The End of Empire: America's Fall from Grace?

Lawrence Wilkerson was chief of staff to Colin Powell at the U.S. Department of State (2002-2005).

December 7, 2017
4 pm - 6 pm
Location
Oopik Auditorium, Class of 1978 Life Sciences Center
Sponsored by
Osher Lifelong Learning Institute at Dartmouth
Audience
Public
More information
Laura Belback
603-646-0154

For national security experts, the history of the United States can be usefully divided into two periods: the years after the break from Britain to 1947 and the years from that seminal year to the present. It is a helpful distinction because it divides republic from empire. Today, there is another year of note—2001. After 2001, the empire began to totter and crumble. Ironically, Osama bin Laden, the ascetic terrorist leader to whom the attacks of September of that year are attributed, cited this toppling of empire as his ultimate purpose. In short, not by the march of strong armies would America be brought down but by its own devices, a formulation familiar to Americans as distinctly different as John Adams and Abraham Lincoln. Evaluating several important signs of the diminishing power of the imperial state, we can conclude this process is well underway. The man currently occupying the White House, like Nero in Rome, is presiding most dramatically over this diminution of power, like melting water beneath Greenland affecting the cover ice, even accelerating it. Whether the imperial decline will consume a hundred years as the empire unravels, or be over tomorrow, is an important question today. A precipitous decline might dismember the state and shock much of the world; a slow retreat from power might allow for the orchestration of a gentle glide into a lesser statehood but a more peaceful and a more equitably prosperous world. Which it is to be—almost instant, perhaps cataclysmic death or a mellow maturation—along with how the human race will confront ultimately climate change, are the truly vital issues of this century. It is well worth the time to explore them.

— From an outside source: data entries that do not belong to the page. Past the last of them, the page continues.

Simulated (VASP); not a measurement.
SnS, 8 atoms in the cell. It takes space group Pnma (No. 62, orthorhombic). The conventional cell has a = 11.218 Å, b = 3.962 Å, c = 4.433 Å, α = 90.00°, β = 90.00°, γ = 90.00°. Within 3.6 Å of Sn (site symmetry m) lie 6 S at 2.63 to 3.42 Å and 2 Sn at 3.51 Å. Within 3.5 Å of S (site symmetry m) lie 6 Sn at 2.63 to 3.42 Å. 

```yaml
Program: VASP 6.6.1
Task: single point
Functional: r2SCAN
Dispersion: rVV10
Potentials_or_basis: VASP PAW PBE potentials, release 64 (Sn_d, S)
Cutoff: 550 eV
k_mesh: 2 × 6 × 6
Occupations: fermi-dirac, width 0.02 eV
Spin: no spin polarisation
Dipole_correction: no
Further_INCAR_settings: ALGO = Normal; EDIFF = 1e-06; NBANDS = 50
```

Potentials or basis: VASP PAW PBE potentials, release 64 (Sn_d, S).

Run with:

Lawrence Wilkerson is Distinguished Visiting Professor of Government and Public Policy at the College of William and Mary in Williamsburg, Virginia, USA. His last positions in the US Government were chief of staff to Colin Powell at the U.S. Department of State (2002-2005) and Associate Director and member of that department's Policy Planning staff under Ambassador Richard Haass (2001-2002). Wilkerson served 31 years in the US Army as both enlisted man and officer from 1966 to 1997. His final assignments were as Special Assistant to then-Chairman of the US Joint Chiefs of Staff General Colin Powell (1989-1993) and, later, as Deputy Director and Director of the U.S. Marine Corps War College (1993-1997).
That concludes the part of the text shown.